When should you buy a Christmas Tree?

Oy, Tannenbaum!

Christmas tree growers warned that holiday tree prices could increase 5 to 10 percent this season, thanks to a shortage of some popular evergreens. The National Christmas Tree Association, which represents more than 700 farms, encourages consumers to shop early if they prefer a specific type of tree.

"There is a touch of an undersupply" that might raise prices or bring shortages toward the end of the Christmas season, Doug Hundley, a spokesman for the association, told Newsweek.  "If you're a last-minute shopper, your particular retailer may sell out a week early this year, depending on where you're shopping."

He recommends shopping between November 25 and December 1 to optimize selection and avoid last-minute price hikes.

This year's mini-crisis is the result of a simple problem in the Christmas tree market: The trees are grown in nursery plantations and take between seven and 10 years to reach full size, so growers must anticipate the demand for Christmas trees nearly a decade in advance. The last major crisis in the tree market came in the 1980s, when farmers had a surplus of trees, which caused prices to drop and excess trees to be lowered to $5 in some places. In an effort to balance the overstock, growers planted fewer Christmas trees the next year.

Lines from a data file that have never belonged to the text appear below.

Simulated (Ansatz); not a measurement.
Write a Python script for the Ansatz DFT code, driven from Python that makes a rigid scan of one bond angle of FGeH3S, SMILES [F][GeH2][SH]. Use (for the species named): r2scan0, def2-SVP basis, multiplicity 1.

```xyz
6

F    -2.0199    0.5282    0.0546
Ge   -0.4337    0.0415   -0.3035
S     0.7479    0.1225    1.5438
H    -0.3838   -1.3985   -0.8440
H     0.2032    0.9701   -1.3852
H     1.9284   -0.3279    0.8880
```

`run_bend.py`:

A similar version of the balancing act is happening now, Hundley told Newsweek.

"We do have confidence people will be able to find a real tree, but they should shop early," Hundley said. "I wouldn't be scared to buy one before Thanksgiving."

Of course, even in times of scarcity there's a limit to how high Christmas tree vendors will raise their prices. If prices go too high, tree buyers may seek solace-and a permanent solution to supply-and-demand issues-with an artificial Christmas tree. Studies indicate that fake tree buyers keep the plastic icons for close to seven years, cutting into the market for the estimated 25 to 30 million real spruces, firs and pines sold every year.

"It's a tight supply, and the markets move together," Mark Arkills, a production manager for Holiday Tree Farms in Oregon, told Newsweek. "If we push retail prices too high, we risk pushing someone to a fake tree. That's something we have to be sensitive to."

The top-ranking states for Christmas tree production are Oregon, Washington, North Carolina and Michigan, said Arkills, who has been in the business for 30 years The tree supply is tight in those large markets; small states have a smaller but steadier supply. Top exporters will be at a "low level of production" for another three to five years.

Don't worry about buying too early, Hundley said. The trees can last between four and six weeks if properly cared for, meaning buyers should immediately get the tree into a strong stand and not let it dry out during the holiday season. 

"All trees look really good once they are decorated," Hundley said. "You don't have to buy the best tree to get it to look good. That Charlie Brown tree is a winner, too."